I'm sure they do, but even you must admit that Rust has gotten less 'functional' in nature as time goes on. New syntax or ad-hoc abstractions are being created to handle problems that have well known FP solutions. Take this matching on an Option business. The easy solution is to just add a fold method on the option type. Problem solved, now you never will need to match an option ever again! The harder solution would be to implement HKT and add a real monad trait, but let's not get into that. Another example are the async/await syntax. Why does this syntax need to exist? What value does it provide? Why can't a future just be a regular old class?
A long time ago I thought Rust was going to be a flexible and innovative general purpose language. While it still is undoubtedly innovative, it seems like the target audience has shrunk considerably. And as GCs improve and get more tunable, I think that target audience is going to get even smaller in the future.
> even you must admit that Rust has gotten less 'functional' in nature as time goes on.
I don't think this is true, especially when you look at long timescales.
> New syntax or ad-hoc abstractions are being created to handle problems that have well known FP solutions.

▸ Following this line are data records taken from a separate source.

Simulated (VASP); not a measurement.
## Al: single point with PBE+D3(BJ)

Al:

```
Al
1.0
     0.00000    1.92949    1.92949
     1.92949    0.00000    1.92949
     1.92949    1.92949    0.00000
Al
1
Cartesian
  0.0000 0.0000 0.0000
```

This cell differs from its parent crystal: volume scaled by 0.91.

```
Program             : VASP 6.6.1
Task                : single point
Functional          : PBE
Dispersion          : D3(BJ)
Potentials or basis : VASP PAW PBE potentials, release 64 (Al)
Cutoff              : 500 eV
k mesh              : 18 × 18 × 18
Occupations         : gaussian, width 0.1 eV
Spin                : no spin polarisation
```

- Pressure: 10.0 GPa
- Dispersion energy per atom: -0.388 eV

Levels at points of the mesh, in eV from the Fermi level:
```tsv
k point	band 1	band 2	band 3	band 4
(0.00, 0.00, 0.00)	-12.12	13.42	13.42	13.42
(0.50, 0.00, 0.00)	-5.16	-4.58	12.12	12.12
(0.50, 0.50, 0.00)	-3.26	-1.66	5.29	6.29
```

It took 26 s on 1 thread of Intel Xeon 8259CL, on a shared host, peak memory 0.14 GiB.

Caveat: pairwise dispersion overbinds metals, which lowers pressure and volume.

They have known solutions when you have a GC and no control over memory layout. They do not have known solutions in a language like Rust.
> Take this matching on an Option business. The easy solution is to just add a fold method on the option type. Problem solved, now you never will need to match an option ever again!
Sorry, I do not understand what you're talking about. (I coded in Haskell most a decade ago, I'm not on the lang team.) What would fold do on an option, specifically? Fold is usually a list operation, but an option is a list of zero or one... so it would be a no-op?
> The harder solution would be to implement HKT and add a real monad trait, but let's not get into that
Again, this is "we don't know if this is possible in a language like Rust" territory. Which is why you don't want to get into that.
> Another example are the async/await syntax. Why does this syntax need to exist?
Specifically because of the previous statement. It is not clear that a more abstract option is possible. We could wait for more years until maybe it's proven possible, or we could implement a useful feature today that we know is.
Rust doesn't have classes. Futures are a regular old typeclass.
> While it still is undoubtedly innovative, it seems like the target audience has shrunk considerably.
We have seen a massive uptick in adoption over the past few years. async/await, for example, has been a feature that a lot of folks have said "I'll start using Rust once that hits stable."
> What would fold do on an option, specifically? Fold is usually a list operation, but an option is a list of zero or one... so it would be a no-op?
Presumably the fold takes advantage of the fact that the default, "accumulator" value is chosen if the Option is empty and the collapse function just runs what would be the Some arm of the match statement.
If the team had just written Haskell for a year they would have picked the obviously superior "fold" name for this operation. (I think you can actually use fold here if you really wanted it, since Option implements IntoIter?):
For people coming from a functional programming background, `fold` might be the superior name. But setting aside monads, `map_or` expresses the intent much better I find.
The function in Option linked above by steveklabnik has signature
fn map_or(self, default: U, f: FnOnce(T) -> U) -> U
a fold has the signature
fn fold(self, init: U, f: FnMut(U, T) -> U) -> U
The difference is in the closure. in map_or the closure gets called at most once with one argument, in fold it can get called many times with two arguments. This makes `map_or` and `fold` distinct functions. While you could argue that the distinction between FnOnce and FnMut is Rust specific, the difference in number of arguments should also exist in Haskell. And in fact in Haskell the `map_or` function is called `maybe`:
(I'd argue the name `map_or` is more descriptive than `maybe`, although it does lift the result out of the Option monad which is unconventional for a map.)
Besides the GC that is already mentioned, Haskell has lazy evaluation which gives you coroutines for free. Coroutines are more or less synonymous with async, so in Haskell the implementation is a no-op.
From what I read, much of the challenge of adding async to Rust was in designing the coroutine mechanism, which is a substantial language extension.